2005-04-08

THE STRUGGLE FOR ECONOMIC DEMOCRACY: Social democracy and Libertarian Socialism; Successes, Failures and Prospects for the Future


Economist Robin Hahnel in this LONG ESSAY deals with the history of economic democracy.

Hahnel reviews Michael Harrington's analysis of the success and shortcomings of Social Democracy in the 21st century. Like Harrington, he believes that the membership of these parties remained radical yet their leadership lost touch with their base and became electoralist professionals that managed the system (in a more humane way) rather than transform it. The French and Swedish case studies are looked at in more detail as well as the radical proposal of what was called the Meidner Plan, which was the most far reaching proposal of worker's control that a Keynesian state ever contemplated.

Hahnel also looks at the tradition of Libertarian Socialism (i.e. Anarcho-syndicalism or Anarchism). He tries to analyze why this movement disappeared and why it has reappeared in the last decade as a new global force. Hahnel looks into the Libertarian Socialist model that was set up in Spain during the civil war. Orwell and Chomsky have written extesnively about events in Catalonia in the late 30s and have argued that what the anarchist Confedetation of National Labour (CNT) set up was the only true model of real socialism (i.e. an economy controlled by workers, consumers and citizens without capitalists, bosses, party commissars or state bureaucrats).

Hahnel studies these two important movements and their relationship to the various strands of Communism (Soviet, Trotskyism, Euro-Communism, Neo-Marxism etc.)

Hahnel aslo looks at the influence that the New Left, Feminism and Environmentalism had on the vision of Economic Democracy.

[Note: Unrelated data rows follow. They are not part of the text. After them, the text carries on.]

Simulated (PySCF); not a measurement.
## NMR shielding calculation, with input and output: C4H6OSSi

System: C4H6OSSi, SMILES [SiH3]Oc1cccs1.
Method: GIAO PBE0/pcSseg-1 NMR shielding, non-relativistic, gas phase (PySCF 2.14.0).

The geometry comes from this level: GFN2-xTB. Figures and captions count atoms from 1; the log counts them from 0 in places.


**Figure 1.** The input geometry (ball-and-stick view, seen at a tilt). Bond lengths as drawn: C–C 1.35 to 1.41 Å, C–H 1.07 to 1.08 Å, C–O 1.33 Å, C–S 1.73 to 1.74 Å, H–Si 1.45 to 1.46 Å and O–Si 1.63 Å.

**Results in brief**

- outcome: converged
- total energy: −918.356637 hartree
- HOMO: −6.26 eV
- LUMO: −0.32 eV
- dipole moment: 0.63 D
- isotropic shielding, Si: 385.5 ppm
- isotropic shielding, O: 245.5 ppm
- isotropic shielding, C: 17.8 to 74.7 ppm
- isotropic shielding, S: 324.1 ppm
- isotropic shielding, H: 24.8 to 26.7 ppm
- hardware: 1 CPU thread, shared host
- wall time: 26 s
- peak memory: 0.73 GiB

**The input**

Most importantly, yet, this may interest American Economic Democrats more -given the fact that the examples are US based- Hahnel looks into the prospects of a movement for Economic Democracy in the next century by taking into consideration the struggles of the last century as well as new movements. Of course, there is a strong emphasis on the Cooperative sector, which along with the labour movement will be the backbone of an ECODEMA movement.

I hope you find this essay useful in understanding the history and struggles for Economic Democracy as well as its prospects for the future.






COMMENTAIRES

Merci pour la référence, c'est super comme analyse!

Par Pierre Ducasse le 2005-04-08 15:37

Thanks, Tom. I'll definitely be looking over that particular work.

Tom, I'm glad you used the phrase "ECODEMA movement." That is very much what I want to see ECODEMA become....a social movement. A social movement with an active political wing and an economic wing. A social movement that can transcend national borders, language and cultural differences...and even pull the level of political discourse out of the mire that it is presently in.

A tall order, I know. Lots of work to do for the next generation I suppose.

Regards
Alan Avans
Prairie Village KS

Par Alan Avans le 2005-04-09 11:48

Very interesting article. Well balanced approach to both social democracy and anarchism. Hopefully an article such as this will lead to further discussion and help create a practical movement which builds on the strengths of both ideologies. My onmly major difference of opinion is about the notion of revolutionary reforms - I still think they can exist, and believe that any reform that genuinely empowers working people is revoolutionary. (Of course, as the article points out we haven't seen many of these.)